Mr. Michel Letellier reports
LA CAISSE COMPLETES ACQUISITION OF INNERGEX
Innergex Renewable Energy Inc. has completed its previously announced acquisition by La Caisse by way of a plan of arrangement under the provisions of the Canada Business Corporations Act.
Pursuant to the terms of the arrangement, La Caisse has acquired all of the issued and outstanding common shares of Innergex (other than those held by La Caisse and certain members of senior management rolling over (the rollover shareholders)) for a price of $13.75 per common share in cash. All of the issued and outstanding preferred shares Series A and Series C of Innergex were also acquired by La Caisse for $25.00 per preferred share in cash (plus all accrued and unpaid dividends and, in the case of the Series A preferred shares, an amount in cash per Series A preferred share equal to the dividends that would have been payable in respect of such share until Jan. 15, 2026, which is the next available redemption date). All of the outstanding 4.65-per-cent subordinated unsecured convertible debentures of Innergex have been repaid in full upon completion of the arrangement, including as to principal and accrued and unpaid interest thereon.
As previously announced, La Caisse has syndicated approximately 20 per cent of its invested capital to bring in like-minded investors who share its vision for the next chapter of Innergex's growth.
As part of the arrangement, certain members of senior management of Innergex, including Michel Letellier, Innergex's president and chief executive officer, and Jean Trudel, Innergex's chief financial officer, have rolled over a portion of their common shares and reinvested in the privatized Innergex.
La Caisse has caused to be delivered to Computershare Investor Services Inc., the depositary for the arrangement, sufficient funds to enable it to make payments to Innergex shareholders (other than the rollover shareholders) pursuant to the terms of the arrangement. In accordance with the arrangement, payment will be made by Computershare to Innergex shareholders (other than the rollover shareholders) as soon as practicable following the date hereof.
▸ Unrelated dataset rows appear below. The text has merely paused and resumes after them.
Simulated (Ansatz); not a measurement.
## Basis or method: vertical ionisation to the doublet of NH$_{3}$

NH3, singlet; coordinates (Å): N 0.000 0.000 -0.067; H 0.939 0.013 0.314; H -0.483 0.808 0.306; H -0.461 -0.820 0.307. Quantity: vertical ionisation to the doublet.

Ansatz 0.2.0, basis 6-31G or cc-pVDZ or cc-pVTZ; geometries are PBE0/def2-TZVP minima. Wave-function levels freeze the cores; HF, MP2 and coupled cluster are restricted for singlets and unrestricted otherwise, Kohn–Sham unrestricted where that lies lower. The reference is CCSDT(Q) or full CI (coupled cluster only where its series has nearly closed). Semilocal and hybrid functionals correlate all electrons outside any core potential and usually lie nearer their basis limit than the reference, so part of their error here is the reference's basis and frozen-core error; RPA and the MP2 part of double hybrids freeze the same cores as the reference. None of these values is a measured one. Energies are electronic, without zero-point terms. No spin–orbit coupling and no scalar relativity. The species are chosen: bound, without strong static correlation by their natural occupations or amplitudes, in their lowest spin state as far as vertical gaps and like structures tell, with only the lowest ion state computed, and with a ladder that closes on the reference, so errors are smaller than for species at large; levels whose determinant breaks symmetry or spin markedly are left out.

Letters of transmittal have been mailed to registered shareholders and are also available under the profile of Innergex at SEDAR+. The letters of transmittal explain how registered shareholders can deposit and obtain payment for their shares. Registered shareholders must return their duly completed letters of transmittal to Computershare in order to receive the consideration to which they are entitled for their shares.
As a result of the completion of the arrangement, it is expected that the common shares, preferred shares Series A and Series C and the 4.65 per cent subordinated unsecured convertible debentures of Innergex will be delisted from the Toronto Stock Exchange on or about July 22, 2025. Innergex has applied to cease to be a reporting issuer under the securities legislation of each province of Canada where Innergex is currently a reporting issuer.
About Innergex Renewable Energy Inc.
For 35 years, Innergex has believed in a world where abundant renewable energy promotes healthier communities and creates shared prosperity. As an independent renewable power producer which develops, acquires, owns and operates hydroelectric facilities, wind farms, solar farms and energy storage facilities, Innergex is convinced that generating power from renewable sources will lead the way to a better world. Innergex conducts operations in Canada, the United States, France and Chile, and manages a large portfolio of high-quality assets currently consisting of interests in 92 operating facilities with an aggregate net installed capacity of 3,948 megawatts (gross 4,901 MW), including 42 hydroelectric facilities, 36 wind facilities, 10 solar facilities and four battery energy storage facilities. Innergex also holds interests in 16 projects under development with a net installed capacity of 915 MW (gross 1,537 MW), five of which are under construction, as well as prospective projects at different stages of development with an aggregate gross installed capacity totalling 10,288 MW. Its approach to building shareholder value is to generate sustainable cash flows and provide an attractive risk-adjusted return on invested capital.